Myanmar yesterday pledged to promote a culture of tolerance, despite international outrage over an appalling human rights record that includes its crackdown on Buddhist monks.
“We are committed to promote and strengthen a culture of peace and dialogue,” Myanmar Foreign Minister Nyan Win told a ministerial meeting of the Non-Aligned Movement in Manila.
“I hardly need to stress the importance of harboring mutual respect among people of different faiths,” he said.
“If we fail to show respect and discriminate against other religions, conflicts and tensions among peoples will linger on. We fully agree that tolerance is a fundamental value of international relations,” he said.
However, Myanmar remains an international pariah over its continuing crackdown on Buddhist monks and opposition members.
In a report late last year, Human Rights Watch said as many as 240 monks had been jailed in Myanmar, with thousands of others defrocked or living in fear of arrest for their role in mass demonstrations in 2007.
The rights group said as many as 2,200 political dissidents were in detention in Myanmar.
Myanmar also recently provoked international anger after the ruling junta passed laws effectively preventing Nobel Peace Prize laureate Aung San Suu Kyi from taking part in elections this year.
In a meeting scheduled with Nyan Win later yesterday, Philippine Foreign Minister Alberto Romulo was expected to criticize the laws and call for their repeal.
Nyan Win side-stepped the issue, saying the discussions with Romulo would focus only on bilateral relations.

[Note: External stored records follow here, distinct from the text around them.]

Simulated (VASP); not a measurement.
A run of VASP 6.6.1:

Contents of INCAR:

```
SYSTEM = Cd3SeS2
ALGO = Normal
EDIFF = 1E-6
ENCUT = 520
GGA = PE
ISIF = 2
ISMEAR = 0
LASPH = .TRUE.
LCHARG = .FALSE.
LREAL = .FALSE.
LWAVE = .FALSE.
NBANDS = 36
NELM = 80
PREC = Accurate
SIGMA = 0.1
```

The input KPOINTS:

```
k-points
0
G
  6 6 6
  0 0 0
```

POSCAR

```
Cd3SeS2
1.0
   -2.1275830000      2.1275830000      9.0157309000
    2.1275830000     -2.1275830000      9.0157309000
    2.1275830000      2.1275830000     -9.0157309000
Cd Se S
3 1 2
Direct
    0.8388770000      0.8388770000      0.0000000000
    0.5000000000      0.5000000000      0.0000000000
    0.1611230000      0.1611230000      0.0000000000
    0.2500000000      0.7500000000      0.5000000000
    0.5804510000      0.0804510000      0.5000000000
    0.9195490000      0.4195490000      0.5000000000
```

Romulo said earlier he would urge ASEAN, to which both Myanmar and the Philippines belong, to call for a reversal of Myanmar’s decree, at the bloc’s annual summit in Vietnam next month.
ASEAN maintains a policy of non-interference in its members’ affairs, but that has slowly begun to erode in recent years, with the Philippines taking the lead in criticizing Myanmar’s junta.